Also for file-based (sandbox/vhost) serving, rwasa does not constantly stat underlying static files for each and every request, and instead does them periodically. This setting determines how frequently rwasa checks for underlying file modifications. For production systems that don't change a lot, higher is better. The maximum upper limit of this is 900 seconds.

Option: -logpath directory

If specified, this is the directory location where rwasa will dump "normal" webserver access logs. Special care must be taken such that the run-as user has write permissions to this path. rwasa will create files in this directory named access.log.YYYYMMDD. NOTE: log writes are on a 1.5 second interval, so if you are tailing them and it seems "chunky" this is quite by design.

Option: -errlog filename

Similarly, this option specifies a full filename for the error log. Unlike the access logs, only a single error log can be specified. If you are employing FastCGI, stderr from there will also land in this file.

Option: -errsyslog

In addition to the prior option, you can use either and/or both and this option sends error logs to the syslog.

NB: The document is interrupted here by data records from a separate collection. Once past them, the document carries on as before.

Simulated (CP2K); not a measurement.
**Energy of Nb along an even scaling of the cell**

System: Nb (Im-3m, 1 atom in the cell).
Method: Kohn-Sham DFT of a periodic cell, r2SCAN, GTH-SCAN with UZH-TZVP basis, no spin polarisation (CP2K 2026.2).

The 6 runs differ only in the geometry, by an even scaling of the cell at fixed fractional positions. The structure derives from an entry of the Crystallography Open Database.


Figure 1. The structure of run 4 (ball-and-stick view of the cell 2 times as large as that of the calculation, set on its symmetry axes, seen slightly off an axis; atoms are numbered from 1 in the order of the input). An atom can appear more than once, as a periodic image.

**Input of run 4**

Option: -fastcgi endswith address

This option configures rwasa for FastCGI. The endswith argument is precisely that, e.g. .php would redirect all requests that end in .php to be forwarded to the specified FastCGI handler. Multiples of this option are fine. For the address argument, if this begins with a forward slash, it is assumed that the FastCGI handler is a unix socket, otherwise it will assume it is an IP:port combination. See the section below on Unix FastCGI for details as to why you should be using unix sockets if your FastCGI handler is on the same machine as rwasa.

Option: -backpath address

This option configures rwasa for backpath (aka upstream) handling (think: HAProxy). The address supplied must either be an IPv4 address:port, or a full pathname for a unix fd. Note that the same benefits for FastCGI via unix socket exists for backpaths. Also note that if this option is combined with a sandbox, the sandbox will be tested first, and the backpath will only receive requests for files that do not exist in the locally configured sandbox.

Option: -vhost directory

To provide virtual hosting (many domains on one address of course), this option specifies the directory whereby hostnames exist. For example, if /tmp was passed for this option, and then a request arrives for example.com, rwasa will construct the document root to be /tmp/example.com and proceed with normal processing from there.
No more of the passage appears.